Are meetings you frequent too frequent, too long, or too time-wasting? If you’ve walked away from meetings often feeling like nothing of note was accomplished, there are things you can do as a big-thinking CEO to ensure you’ll have better, more effective team meetings where stuff gets done.
In this episode of She Thinks Big, you’ll learn clear strategies for how to run shorter and smarter meetings while still making them meaningful and impactful. I’ll also reveal why big thinkers suck at having short meetings and cover key considerations when it comes to meeting basics, whether they’re one-on-one or involve the whole team.

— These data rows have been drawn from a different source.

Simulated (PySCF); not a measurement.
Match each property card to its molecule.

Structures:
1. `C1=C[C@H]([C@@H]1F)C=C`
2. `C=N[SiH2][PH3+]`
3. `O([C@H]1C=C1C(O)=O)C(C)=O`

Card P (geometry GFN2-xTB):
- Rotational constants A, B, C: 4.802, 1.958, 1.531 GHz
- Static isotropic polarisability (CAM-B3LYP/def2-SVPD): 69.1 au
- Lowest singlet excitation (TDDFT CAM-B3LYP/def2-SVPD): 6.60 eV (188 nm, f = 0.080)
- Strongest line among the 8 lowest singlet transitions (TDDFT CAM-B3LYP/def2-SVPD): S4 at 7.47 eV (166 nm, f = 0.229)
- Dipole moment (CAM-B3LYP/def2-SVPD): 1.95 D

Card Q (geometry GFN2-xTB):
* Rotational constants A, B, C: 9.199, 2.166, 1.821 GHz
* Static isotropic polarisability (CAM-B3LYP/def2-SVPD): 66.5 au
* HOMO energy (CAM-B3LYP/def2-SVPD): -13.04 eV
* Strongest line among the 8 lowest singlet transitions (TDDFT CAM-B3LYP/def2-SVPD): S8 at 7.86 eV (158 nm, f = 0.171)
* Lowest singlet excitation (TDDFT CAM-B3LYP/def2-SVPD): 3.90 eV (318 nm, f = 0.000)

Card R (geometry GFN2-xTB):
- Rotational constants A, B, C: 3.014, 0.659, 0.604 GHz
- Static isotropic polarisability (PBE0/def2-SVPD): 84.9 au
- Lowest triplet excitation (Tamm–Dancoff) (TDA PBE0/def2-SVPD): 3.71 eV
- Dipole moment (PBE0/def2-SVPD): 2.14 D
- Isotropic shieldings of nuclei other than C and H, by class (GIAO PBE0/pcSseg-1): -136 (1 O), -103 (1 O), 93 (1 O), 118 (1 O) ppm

What’s Covered in This Episode on Effective Team Meetings
5:03 – Why you struggle with meetings in general
6:39 – Key considerations for the foundational pieces of your meetings
11:38 – Strategies for shorter meetings where you work smarter, not harder
16:03 – How two clients got immediate results after implementing some of these strategies
17:07 – Your challenge for the week: how to audit your current meetings
Mentioned In How to Hold an Effective Team Meeting as a Big Thinker
She Thinks Big by Andrea Liebross
Andrea’s Links | Book a Call With Andrea
Quotes from the Episode
“Team meetings should focus on what impacts the entire team and requires group discussion or decision-making.” – Andrea Liebross
“Avoid turning meetings into status reports. They become boring, feeling like they’re a waste of time.” – Andrea Liebross
“People feel like meetings are a waste of time because no one walks away knowing what to do.” – Andrea Liebross
Links to other episodes
148: Making Meeting With Yourself Even Better With the Help of Others
127: How to Create a Vision for the Future of Your Life and Business
Welcome to the She Thinks Big! Podcast. Get ready to level up your thinking and expand your horizons. I’m your host, Andrea Liebross, your guide on this journey of big ideas and bold moves. I am the best-selling author of She Thinks Big: The Entrepreneurial Woman's Guide to Moving Past the Messy Middle and Into the Extraordinary.
I support women like you with the insights and mindset you need to think bigger and the strategies and systems you need to turn that thinking into action and make it all a reality. Are you ready to stop thinking small and start thinking big? Let’s dive in.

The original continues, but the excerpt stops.